As I left my office this evening I saw with apprehension three sinister dark helicopter gunships patrolling low over Islamabad. I wondered who they were protecting. Then I realised that a murderer, in fact a mass murderer, will be in town tomorrow. But the helicopters were not there to protect the people of Islamabad from this murderer but they were there to protect the murderer from the wrath of the people of the world.
Tomorrow the most hated man in the world will be in town and will be welcomed by our President. Mush and Bush make a fine pair. Before Bush left Washington he said that he would ask Musharraf to close down terrorist camps in Pakistan. I wonder if our general will ask Bush to close down the biggest terror camp of them all, Guantanomo, where the terrorists are the US Army personnel who perform torture on the inmates. But why should he? He is after all implicated in these crimes against humanity. He and his Foreign Minister proudly proclaim that they are in the frontlines of the war against terror and that they have handed over more than 700 suspected Al-Qaeda terrorists to the US which incarcerates them illegally without trial and without recourse to any legal system in Guantanomo.
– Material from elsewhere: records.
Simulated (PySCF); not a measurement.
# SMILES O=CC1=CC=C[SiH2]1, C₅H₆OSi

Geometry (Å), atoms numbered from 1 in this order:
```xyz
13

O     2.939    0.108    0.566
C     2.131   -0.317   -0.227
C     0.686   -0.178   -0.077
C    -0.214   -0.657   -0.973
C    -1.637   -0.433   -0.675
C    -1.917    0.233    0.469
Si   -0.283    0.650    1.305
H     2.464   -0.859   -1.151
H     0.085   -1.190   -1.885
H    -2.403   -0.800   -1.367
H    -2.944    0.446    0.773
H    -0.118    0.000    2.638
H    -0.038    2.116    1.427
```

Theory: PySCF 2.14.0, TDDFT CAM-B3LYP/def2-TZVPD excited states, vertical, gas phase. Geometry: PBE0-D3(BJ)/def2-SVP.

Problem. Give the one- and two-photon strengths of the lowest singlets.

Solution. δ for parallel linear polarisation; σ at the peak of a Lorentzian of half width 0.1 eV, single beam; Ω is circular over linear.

By their own words they admit that they have done illegal actions; midnight arrests of Pakistanis and foreigners and bundling into secret CIA flights without due process of law in front of Pakistani courts.
So how can they protest? They are themselves complicit in these crimes against humanity, let alone the violation of the Pakistani constitution and Pakistani laws. But when did violation of the constitution or the law ever matter to the various generals who have run the country? Why should our good general protest about people illegally locked away in far Guantanomo?
We have our own mini-Guantanomos right here in our own backyard. We have our own illegalities. According to the Human Rights Commission of Pakistan hundreds of Pakistanis have disappeared in the last few years. They have been picked up by intelligence agencies and never heard of again. Are they being tortured? Are they dead? No answers are forthcoming. In the name of fighting Al-Qaeda Pakistani villages have been bombed not only by the Pakistan army but by the US and many Pakistani civilians, including women and children, have been killed.
Tomorrow there will be in Islamabad a man whose hands are covered in the blood of the innocents massacred in Afghanistan, in Rafah, Jenin, Jabaliya, Gaza, Najaf, Fallujah, Samarrah, etc. The killing in Iraq continues. Not content with creating chaos in Iraq with a daily death toll of more than a hundred, Bush is now intent on attacking Iran. He is not only a murderer but a pyrotechnician. Nero does not hold a candle to him Nero was content to see Rome burn but this madman wants to see the whole of the Middle East burn.
Arundhati Roy in an excellent article in the Guardian today (1 March) said that Bush is not welcome in India. Equally he is not welcome in Pakistan. If it wasn't for the complete security blockade of Islamabad and if there was democracy (that so much abused concept) and freedom of assembly in Pakistan, Bush would be welcomed by demonstrations against his policies in the US and worldwide. There is no country in the world, outside the United States, where he can move freely and where he will not face demonstrations. However much his security detail and his ever-obliging hosts try to shield him, he knows that he is an unwelcome guest wherever he goes.